Smurfit Westrock Unveils $7B EBITDA and $14B Cash Targets for 2030
Smurfit Westrock plans to reach adjusted EBITDA of $7 billion by 2030, driving 7% CAGR from 2026–2030 and expanding margins by 300 basis points. It forecasts $14 billion cumulative free cash flow, targets net debt to EBITDA below 2.0×, and expects $5 billion dividends plus share buyback capacity from 2027.
1. Financial Profitability Targets
Smurfit Westrock outlined adjusted EBITDA goals of approximately $7 billion by 2030, representing a compound annual growth rate near 7% from 2026 to 2030, and expects to expand adjusted EBITDA margins by around 300 basis points over the same period.
2. Cash Flow and Leverage Objectives
The company plans cumulative discretionary free cash flow of roughly $14 billion between 2026 and 2030, targeting a free cash flow CAGR of about 17%, and aims to reduce long-term net debt to EBITDA below 2.0×.
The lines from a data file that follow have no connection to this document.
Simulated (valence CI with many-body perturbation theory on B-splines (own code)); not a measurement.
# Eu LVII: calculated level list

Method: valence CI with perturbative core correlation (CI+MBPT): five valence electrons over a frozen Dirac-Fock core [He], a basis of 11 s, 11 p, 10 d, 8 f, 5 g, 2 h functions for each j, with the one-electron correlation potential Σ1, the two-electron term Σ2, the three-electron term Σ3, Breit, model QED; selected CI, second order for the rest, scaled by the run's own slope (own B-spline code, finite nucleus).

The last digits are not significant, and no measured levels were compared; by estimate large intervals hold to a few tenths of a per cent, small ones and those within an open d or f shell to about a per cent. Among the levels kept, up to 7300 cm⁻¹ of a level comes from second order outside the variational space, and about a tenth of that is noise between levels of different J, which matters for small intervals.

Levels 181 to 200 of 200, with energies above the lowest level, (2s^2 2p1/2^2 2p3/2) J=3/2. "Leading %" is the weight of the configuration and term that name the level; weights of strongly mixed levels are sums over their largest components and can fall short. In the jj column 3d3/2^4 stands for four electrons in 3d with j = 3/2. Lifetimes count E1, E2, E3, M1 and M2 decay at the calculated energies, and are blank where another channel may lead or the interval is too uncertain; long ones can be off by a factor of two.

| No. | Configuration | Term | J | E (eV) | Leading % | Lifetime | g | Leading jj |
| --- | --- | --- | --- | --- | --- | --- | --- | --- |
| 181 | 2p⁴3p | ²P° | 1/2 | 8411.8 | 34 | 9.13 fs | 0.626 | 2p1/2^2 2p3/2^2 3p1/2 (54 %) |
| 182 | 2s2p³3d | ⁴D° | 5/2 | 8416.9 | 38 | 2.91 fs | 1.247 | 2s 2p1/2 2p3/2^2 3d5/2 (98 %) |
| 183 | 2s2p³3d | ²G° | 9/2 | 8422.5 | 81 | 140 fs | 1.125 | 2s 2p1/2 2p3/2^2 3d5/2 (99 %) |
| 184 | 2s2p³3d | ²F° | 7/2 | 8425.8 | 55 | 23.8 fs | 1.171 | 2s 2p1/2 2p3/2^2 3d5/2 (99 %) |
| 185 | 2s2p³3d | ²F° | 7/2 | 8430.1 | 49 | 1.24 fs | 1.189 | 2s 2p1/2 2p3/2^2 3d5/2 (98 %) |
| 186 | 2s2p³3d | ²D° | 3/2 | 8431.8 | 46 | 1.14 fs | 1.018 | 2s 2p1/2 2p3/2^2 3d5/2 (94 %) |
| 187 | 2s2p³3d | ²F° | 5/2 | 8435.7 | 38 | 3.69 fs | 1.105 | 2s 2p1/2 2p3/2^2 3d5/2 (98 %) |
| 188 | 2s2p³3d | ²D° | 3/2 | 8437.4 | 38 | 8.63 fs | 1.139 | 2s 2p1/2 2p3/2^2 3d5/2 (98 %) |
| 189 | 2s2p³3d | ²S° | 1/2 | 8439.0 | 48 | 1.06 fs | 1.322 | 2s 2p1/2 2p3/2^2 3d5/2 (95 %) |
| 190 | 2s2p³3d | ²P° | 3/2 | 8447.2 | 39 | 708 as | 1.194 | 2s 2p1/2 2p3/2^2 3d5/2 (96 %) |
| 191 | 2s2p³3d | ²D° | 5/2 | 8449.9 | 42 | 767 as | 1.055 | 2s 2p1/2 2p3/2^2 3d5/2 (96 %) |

3. Shareholder Return Strategy
To reward shareholders, Smurfit Westrock intends to distribute approximately $5 billion in dividends through 2030 under a progressive policy and will have capacity for share buybacks beginning in 2027.
4. Strategic and Regional Focus
CEO Tony Smurfit emphasized a disciplined strategy focused on unlocking North American potential, sustaining strong performance in EMEA and APAC, and driving dynamic growth in Latin America.